The president’s position on nuclear weapons accordingly drew criticism from the Kremlin. Gorbachev saw it as a reproach to the spirit of Reykjavik. Simply by stepping away from a vision of nuclear abolition, Bush was bound to disappoint the Soviet leader. Whatever else the president could have done in the first few months in office, it probably would not have changed Mos­cow's basic sense of aggravation at the loss of the understanding and momen­tum achieved with the Reagan administration.

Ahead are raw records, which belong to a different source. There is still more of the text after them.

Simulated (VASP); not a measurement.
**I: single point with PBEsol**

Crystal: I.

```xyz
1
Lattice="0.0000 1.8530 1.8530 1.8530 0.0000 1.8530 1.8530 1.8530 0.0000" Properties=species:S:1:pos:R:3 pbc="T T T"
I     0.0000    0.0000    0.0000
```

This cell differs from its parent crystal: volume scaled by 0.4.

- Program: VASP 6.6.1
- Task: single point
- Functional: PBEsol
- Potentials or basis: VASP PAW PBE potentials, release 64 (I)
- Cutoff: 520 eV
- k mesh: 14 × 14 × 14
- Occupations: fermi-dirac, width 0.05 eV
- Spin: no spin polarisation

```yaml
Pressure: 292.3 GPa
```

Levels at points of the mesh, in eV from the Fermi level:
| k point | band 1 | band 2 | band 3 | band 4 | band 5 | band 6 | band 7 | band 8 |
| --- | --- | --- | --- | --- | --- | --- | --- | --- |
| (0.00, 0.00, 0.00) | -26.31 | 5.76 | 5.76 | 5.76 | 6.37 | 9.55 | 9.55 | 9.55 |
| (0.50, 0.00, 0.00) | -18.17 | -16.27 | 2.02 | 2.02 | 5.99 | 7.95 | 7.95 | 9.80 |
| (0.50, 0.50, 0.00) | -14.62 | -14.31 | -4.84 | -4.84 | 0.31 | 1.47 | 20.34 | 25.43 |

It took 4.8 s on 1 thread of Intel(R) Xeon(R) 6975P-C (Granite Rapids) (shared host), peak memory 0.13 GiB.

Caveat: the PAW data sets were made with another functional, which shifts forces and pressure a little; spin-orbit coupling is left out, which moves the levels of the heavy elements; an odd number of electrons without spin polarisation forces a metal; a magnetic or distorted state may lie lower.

A former head of the CIA, Bush appreciated that American intelligence services could not decide quite what to make of Gorbachev. “Some analysts see current policy changes as largely tactical, driven by the need for breath­ing space from the competition,” read a National Intelligence Estimate titled “Soviet Policy Toward the West: The Gorbachev Challenge.” Adherents to this view “believe the ideological imperatives of Marxism-Leninism and its hostility toward capitalist countries are enduring. They point to previous failures of reform and the transient nature of past ‘détentes.’ They judge that there is a serious risk of Moscow returning to traditionally combative behav­ior when the hoped for gains in economic performance are achieved.”[23] The same National Intelligence Estimate went on to say, “Other analysts believe Gorbachev’s policies reflect a fundamental rethinking of national interests and ideology as well as more tactical considerations. They argue that ideolog­ical tenets of Marxism-Leninism such as class conflict and capitalist-socialist enmity are being revised. They consider the withdrawal from Afghanistan and the shift toward tolerance of power sharing in Eastern Europe to be historic shifts in the Soviet definition of national interest. They judge that Gorbachev's changes are likely to have sufficient momentum to produce last­ing shifts in Soviet behavior.”[24]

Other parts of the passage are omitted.